Video Games

Titanfall Hype Revisited


A look at Titanfall release.

Titanfall is finally here, and its had a few weeks to be digested by gamers everywhere (including myself). Respawn Entertainment’s brainchild had an insane hype following ever since it was announced, and it only got stronger as more was revealed. Originally it was mostly appealing to Call of Duty players, considering the similarities between the games and the familiarity with the developers. But once they opened up the beta to the masses, the hype spread like fire among a huge group. Popular gaming news sites such as IGN praised the game as innovative and refreshing. Everyone was on the edge of their seat for Titanfall.

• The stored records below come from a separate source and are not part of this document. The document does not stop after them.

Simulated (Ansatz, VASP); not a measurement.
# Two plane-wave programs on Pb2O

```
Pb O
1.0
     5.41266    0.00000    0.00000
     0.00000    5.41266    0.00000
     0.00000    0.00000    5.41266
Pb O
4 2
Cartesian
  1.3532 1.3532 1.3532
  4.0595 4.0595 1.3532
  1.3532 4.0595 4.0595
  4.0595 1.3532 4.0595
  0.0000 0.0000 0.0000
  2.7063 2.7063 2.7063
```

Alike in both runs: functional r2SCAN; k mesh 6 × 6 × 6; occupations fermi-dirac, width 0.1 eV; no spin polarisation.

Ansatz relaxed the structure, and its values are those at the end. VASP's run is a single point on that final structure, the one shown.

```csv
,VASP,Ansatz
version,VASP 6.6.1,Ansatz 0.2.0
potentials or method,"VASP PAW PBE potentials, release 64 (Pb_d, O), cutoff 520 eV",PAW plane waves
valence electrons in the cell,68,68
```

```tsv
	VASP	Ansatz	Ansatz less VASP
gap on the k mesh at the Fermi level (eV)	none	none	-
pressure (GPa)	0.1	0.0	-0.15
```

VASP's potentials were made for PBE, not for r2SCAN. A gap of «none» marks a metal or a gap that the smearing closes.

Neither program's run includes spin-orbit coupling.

But does it live up to the hype?

Everyone has their own opinions about this, but as a whole the gaming community seems to feel that it doesn’t. It’s also important to recognize that anything can get overhyped and create unrealistic expectations, regardless of whether or not the product is actually quality. Titanfall is a solid game with a sturdy foundation and traditional roots; it really stands out as a spiritual successor to the widely considered dying breed of CoD games. But part of what makes it a good game is also part of the problem: it’s pretty much the same. There is a high degree of futuristic polish to the game, and this along with the Titans themselves tends to draw away from the fact that there really isn’t much innovation here. The dynamic movement system is refreshing, but only because past CoD games and games like Battlefield didn’t have it. Wallrunning, jetpacking, and simplistic parkour have been in FPS for ages (Unreal Tournament, Tribes). The concept of piloted mechs in an FPS setting is also an old one, though this is arguably the best balanced combination of infantry and robots seen in multiplayer gaming. The weapons are also fairly cut and dry, oldschool loadouts with a sci-fi paint job. This isn’t necessarily a bad thing, because it allows for greater familiarity with the guns for veteran FPS players, but it’s also nothing special. There is no customization in the game aside from loadouts, and absolutely no visual customization at all aside from gender (your soldiers appearance changes with your weapon). This may be changed in the future, but is not currently implemented. Titanfall also uses a system called “regeneration” that is similar to prestiging in Call of Duty titles. Personally I find this to be an unnecessary addition that seems like it only exists to force replayability (you lose all unlocks and start from level 1). To me this seems like an attempt to escape the responsibility of creating real progression and long-term content for the game, though I’m sure many people have different views.

These criticisms aside, Titanfall is a great game. I’ve put many hours into it and felt both victory and defeat plenty of times. Doing well feels exhilarating and doing poorly makes you want to try harder next round. It’s a good time sink with a variety of situations to immerse yourself in. The combat is fast-paced and balanced, and the burn card system adds a degree of spastic change to every match. If you’re a fan of the CoD franchise or of standard FPS in general, Titanfall will rub you all the right ways. If you were looking for something truly new and inventive, it may not be the game for you.